Bell Customer Slapped $4,000 CAD Fine for ‘Intolerable Racist Conduct’

The Montreal Gazette reports that the Quebec Tribunal of Human Rights has handed down a $4,000 CAD fine to a man for “intolerable racist conduct” on a call with a Bell Canada customer service agent in 2016.

According to the report, the caller in question, Jean-François Éthier, called to cancel his service. When the agent, Mohamed Jied, mentioned his first name to the Éthier, the recording shows that the call broke down into a fight, with Éthier shouting racist insults.

“Take your bags, take your turban and get out of Quebec,” the caller says at one part during the recorded conversation, to which Jied replies: “I am Canadian.”

The two individuals started hurling insults at one another. “Get f—ed, okay? Young man, f— you …,” Jied said. The caller replied: “You are all terrorists. That is guaranteed.”

The Montreal Gazette sheds some light on what happened next:

Jied, who worked in the customer retention department for Nordia Inc., which handles customer service calls for Bell Canada. Jied was suspended six days later and fired four days after that, but he successfully appealed the decision at a Feb. 5 labour board hearing.

At the labour board hearing, Jied said he took a break after the call and tried to call Éthier back three times to apologize, which is against company policy to do without permission. Jied said he was sent to voicemail and did not leave a message, but Nordia said the calls lasted nine minutes, three minutes, and 34 seconds, and concluded that Jied was attempting to intimidate the client. It said Jied “severely” insulted the client and threatened him by saying “I have your address here, friend, we’ll see” during the initial call.




Jied then successfully appealed the decision at a labour board hearing and the case went before the Quebec Human Rights Tribunal.

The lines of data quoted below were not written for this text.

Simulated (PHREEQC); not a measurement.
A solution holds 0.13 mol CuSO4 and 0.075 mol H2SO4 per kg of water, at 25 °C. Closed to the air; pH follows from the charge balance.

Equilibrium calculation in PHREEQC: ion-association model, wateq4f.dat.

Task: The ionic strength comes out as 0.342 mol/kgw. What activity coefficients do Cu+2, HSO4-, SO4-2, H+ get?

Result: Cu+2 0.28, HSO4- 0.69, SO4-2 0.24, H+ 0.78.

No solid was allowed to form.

“Discriminatory language, because of its hostility and intensity, constitutes intolerable racist conduct in a free and democratic society with such fundamental values as those underlying the Charter Of Rights,” wrote judge Mario Gervais in his ruling.  

“The words spoken cross the high threshold required in case law to constitute a discriminatory infringement of Mr. Jied’s right to dignity,” Gervaise continued.

The judge also wrote the caller’s words sought to deliberately “denigrate and humiliate” Jied by “attacking his personal characteristics.”